Today I have a polish that truly is the most frustrating I own. And it's not all because of its formula, application and what have you. It also presents me with an ethical dilemma. I speak of American Apparel.
I really dislike American Apparel's advertising and marketing. I find it to be very demeaning and overly sexual. I felt this way long before AA began making nail polish. This ick factor increased thanks to Claudine Ko's feature on AA founder Dov Charney, for Jane magazine in 2004. All the more frustrating, I supported AA's labor practices, that the garments were made in the USA and I agreed with the call for immigration reform. So...this left me conflicted. I wasn't sure if I could shop there or not.
Then, they make nail polish. And I was not yet the picky Lamb when it came to polish because I was newly obsessed. So I decided to give it a shot and ventured into American Apparel's store right next to the University of Oregon campus. I picked up Office because I was obsessed with minty greens. Right about that time is when I read about all of the sexual harassment lawsuits and accusations. Yeah. I stashed my bottle in a dark corner and never messed with it.
Recently, I realized just how many minty greens I own and I remembered Office. I debated on swatching it because I had to be honest about how I feel overall about American Apparel. I decided to go ahead, damn it all.
American Apparel Office
Three coats over base, no top coat
Wow. What a streaky mess. This would not level out no matter what. The color is really lovely but this is just a nightmare to apply. It's runny and sticky and streaky. No me gusta.
So what did I learn from all of this? Clearly I bought a dud. I am still uncomfortable with American Apparel and have decided not to shop there. I have seen swatches of collections they've released since and I liked those jellies but I just could not bring myself to buy any more.

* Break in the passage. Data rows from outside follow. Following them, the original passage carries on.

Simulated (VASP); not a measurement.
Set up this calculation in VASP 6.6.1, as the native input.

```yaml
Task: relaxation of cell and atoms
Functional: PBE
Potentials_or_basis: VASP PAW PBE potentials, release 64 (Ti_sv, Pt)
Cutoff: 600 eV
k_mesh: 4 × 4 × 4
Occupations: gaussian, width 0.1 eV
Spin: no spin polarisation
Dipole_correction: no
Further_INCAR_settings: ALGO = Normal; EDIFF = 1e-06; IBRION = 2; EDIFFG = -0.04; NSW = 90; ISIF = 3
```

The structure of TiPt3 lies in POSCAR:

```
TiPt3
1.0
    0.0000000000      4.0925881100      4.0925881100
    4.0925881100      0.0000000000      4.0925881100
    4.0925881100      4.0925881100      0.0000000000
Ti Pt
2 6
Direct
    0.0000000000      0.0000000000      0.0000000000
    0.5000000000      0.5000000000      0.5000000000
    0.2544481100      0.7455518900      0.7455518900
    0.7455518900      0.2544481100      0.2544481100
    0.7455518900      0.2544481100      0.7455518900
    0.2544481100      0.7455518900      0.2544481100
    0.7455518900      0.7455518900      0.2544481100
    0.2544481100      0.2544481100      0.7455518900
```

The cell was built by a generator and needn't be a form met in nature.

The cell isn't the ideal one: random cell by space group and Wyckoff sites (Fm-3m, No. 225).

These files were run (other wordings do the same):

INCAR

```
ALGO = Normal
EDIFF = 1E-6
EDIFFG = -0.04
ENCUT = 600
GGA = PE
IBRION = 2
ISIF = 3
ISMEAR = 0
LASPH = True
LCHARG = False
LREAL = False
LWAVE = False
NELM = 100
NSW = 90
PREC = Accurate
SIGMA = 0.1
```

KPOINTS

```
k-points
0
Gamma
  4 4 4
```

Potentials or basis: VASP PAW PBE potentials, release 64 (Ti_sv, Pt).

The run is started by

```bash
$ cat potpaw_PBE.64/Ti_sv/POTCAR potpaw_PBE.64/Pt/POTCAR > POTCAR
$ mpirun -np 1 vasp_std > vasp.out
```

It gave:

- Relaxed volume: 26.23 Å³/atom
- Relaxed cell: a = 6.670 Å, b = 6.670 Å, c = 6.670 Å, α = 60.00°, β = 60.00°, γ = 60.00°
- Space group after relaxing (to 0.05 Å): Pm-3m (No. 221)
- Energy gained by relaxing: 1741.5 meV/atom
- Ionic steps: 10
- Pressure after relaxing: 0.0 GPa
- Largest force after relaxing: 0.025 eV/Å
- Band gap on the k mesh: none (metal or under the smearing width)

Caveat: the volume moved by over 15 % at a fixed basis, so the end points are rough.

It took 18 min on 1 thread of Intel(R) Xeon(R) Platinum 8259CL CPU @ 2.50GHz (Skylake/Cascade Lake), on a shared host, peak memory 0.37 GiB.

What's especially difficult about trying to make purchases ethically is that you inevitably find yourself in more dilemmas. I always buy t-shirts when I go to concerts because it's just yet another way to support the bands I love. Guess what? Many of these tees are American Apparel. (Because they still do wholesale.) Just like the t-shirt I bought when I saw Social Distortion last spring. So what to do? It's not like the band is colluding with the company or vice versa. And it's not like I'm giving my money directly to AA. But there is that feeling of hypocrisy when you're rolling in a AA tee even if it is emblazoned with the Social D logo and it was purchased from their merch table.
So I have to compromise. And that's why it's so hard to try to make ethical buying decisions. (It's also why I don't support boycotts. The unintentional hypocrisy is rampant and boycotts really don't work.) Not saying you shouldn't, just be aware of any other implications.
Thanks for letting me share my conflict. Lambchop has stepped away from the soapbox.